Every year, in cooperation with the Council of Europe, ELSA conducts a coordinated legal research: the International Legal Research Group (click here for an overview of the research projects carried out in recent years). Last year the topic was on freedom of expression, specifically, the protection of journalistic sources.
There is a large number of cases where the authorities in Europe have forced journalists to reveal their sources, or at least tried to do so. The European Court of Human Rights has ruled that Article 10 of the ECHR not only provides protection for the content of information and ideas, but also the means of transmitting them. The press is granted the broadest scope of protection in the case law of the Court, including the confidentiality of journalistic sources. Without such protection, sources may be deterred from assisting the press in informing the public about matters of public interest. The alarm function of the press may be undermined and the ability of the press to provide accurate and reliable information may be adversely affected as journalistic sources are not protected. An order to disclose journalistic sources will not be compatible with Article 10 of the European Convention on Human Rights, unless it is justified by reasons of general interest.
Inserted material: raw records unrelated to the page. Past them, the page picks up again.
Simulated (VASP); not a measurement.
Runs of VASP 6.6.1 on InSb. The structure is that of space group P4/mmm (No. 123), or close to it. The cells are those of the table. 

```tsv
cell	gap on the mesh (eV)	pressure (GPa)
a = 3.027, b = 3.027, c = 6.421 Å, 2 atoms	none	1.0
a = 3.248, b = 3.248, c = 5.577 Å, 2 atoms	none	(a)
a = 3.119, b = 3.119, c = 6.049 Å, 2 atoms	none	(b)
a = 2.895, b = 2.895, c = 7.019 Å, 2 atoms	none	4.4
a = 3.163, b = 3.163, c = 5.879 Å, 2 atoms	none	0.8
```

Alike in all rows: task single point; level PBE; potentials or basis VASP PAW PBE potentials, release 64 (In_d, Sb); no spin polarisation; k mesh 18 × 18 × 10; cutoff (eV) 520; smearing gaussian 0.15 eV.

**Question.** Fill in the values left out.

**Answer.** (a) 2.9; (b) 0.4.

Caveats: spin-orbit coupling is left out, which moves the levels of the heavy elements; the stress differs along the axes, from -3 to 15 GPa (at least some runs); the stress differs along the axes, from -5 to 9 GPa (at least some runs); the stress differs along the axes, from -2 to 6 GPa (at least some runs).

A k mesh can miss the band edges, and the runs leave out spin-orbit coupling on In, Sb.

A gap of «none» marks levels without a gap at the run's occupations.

The Council of Europe has established that violations are more frequently encountered in the Member States without clear legislation about the topic. To shed light on this issue, ELSA International, in cooperation with the Council of Europe, has launched an international study to understand how journalistic sources are protected in each Member State.
ELSA the Netherlands has set up a team of five researchers that work together under supervision of the National Academic Coordinator and the National Academic Supervisor to write the report on the topic for the Netherlands.